Homosexual Activists Mislead in Florida

You have to hand it to homosexual activists: they can read the writing on the wall, and they learn fast.

They've learned that many people have come to the realization that government has grown far too large and far too intrusive...and they are hijacking that sentiment to protect their gains at the hands of government intervention in the social structure of our country.

So to fight Florida's marriage amendment effort (Amendment 2) to protect marriage, homosexual activists are calling the amendment "an attempt by the government to interfere in people's lives and would take benefits from senior citizens."

When the people attempt to protect themselves from the oligarchy of judges who manufacture "rights" to undermine marriage, from judges who manufacture laws, somehow it's "government interference."

Orwell and the Soviets would definitely be proud.

They tried similar lies in South Dakota in 2006 when we passed Amendment C, our marriage protection amendment. They tried to fool people into believing that rights, privileges and benefits would be taken away--even from heterosexuals.

They got a late start, but did their best to highlight an Ohio case where some lawbreakers tried to hijack that state's marriage protection amendment to insulate themselves from domestic violence laws. We knew it wouldn't work (such nonsense had already been overturned in lower courts), and last year Ohio's Supreme Court dealt the final blow.

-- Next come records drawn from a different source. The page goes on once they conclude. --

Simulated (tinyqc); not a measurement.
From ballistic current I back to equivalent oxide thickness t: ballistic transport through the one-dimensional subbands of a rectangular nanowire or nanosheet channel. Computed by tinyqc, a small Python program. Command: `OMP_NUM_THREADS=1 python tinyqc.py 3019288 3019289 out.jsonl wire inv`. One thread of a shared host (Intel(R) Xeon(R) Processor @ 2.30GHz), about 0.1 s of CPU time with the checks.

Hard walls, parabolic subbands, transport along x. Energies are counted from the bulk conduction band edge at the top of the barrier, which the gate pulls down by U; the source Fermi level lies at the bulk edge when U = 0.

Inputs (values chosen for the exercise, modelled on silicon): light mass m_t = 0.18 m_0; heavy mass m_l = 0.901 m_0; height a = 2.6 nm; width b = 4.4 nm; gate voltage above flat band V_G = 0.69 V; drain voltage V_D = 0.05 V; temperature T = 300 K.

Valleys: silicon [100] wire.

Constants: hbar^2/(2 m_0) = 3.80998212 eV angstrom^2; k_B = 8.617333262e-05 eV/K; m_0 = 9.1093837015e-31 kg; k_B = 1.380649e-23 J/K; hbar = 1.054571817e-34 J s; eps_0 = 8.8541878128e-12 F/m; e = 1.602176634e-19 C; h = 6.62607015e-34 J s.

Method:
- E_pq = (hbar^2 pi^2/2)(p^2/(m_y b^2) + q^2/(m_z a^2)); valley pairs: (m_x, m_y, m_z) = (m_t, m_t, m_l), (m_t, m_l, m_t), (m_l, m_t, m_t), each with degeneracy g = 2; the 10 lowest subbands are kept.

So that's no longer a phantom threat that homosexual activists can hold over the voters of other states moving to protect marriage.

They did, however, succeed in scaring people into voting down a marriage amendment in 2006 in Arizona. They held up an unmarried heterosexual couple in an unconventional setting as "poster children" of their move to undermine marriage--and it worked.

States like Florida will have to be prepared for this deception and misdirection--and counter it aggressively.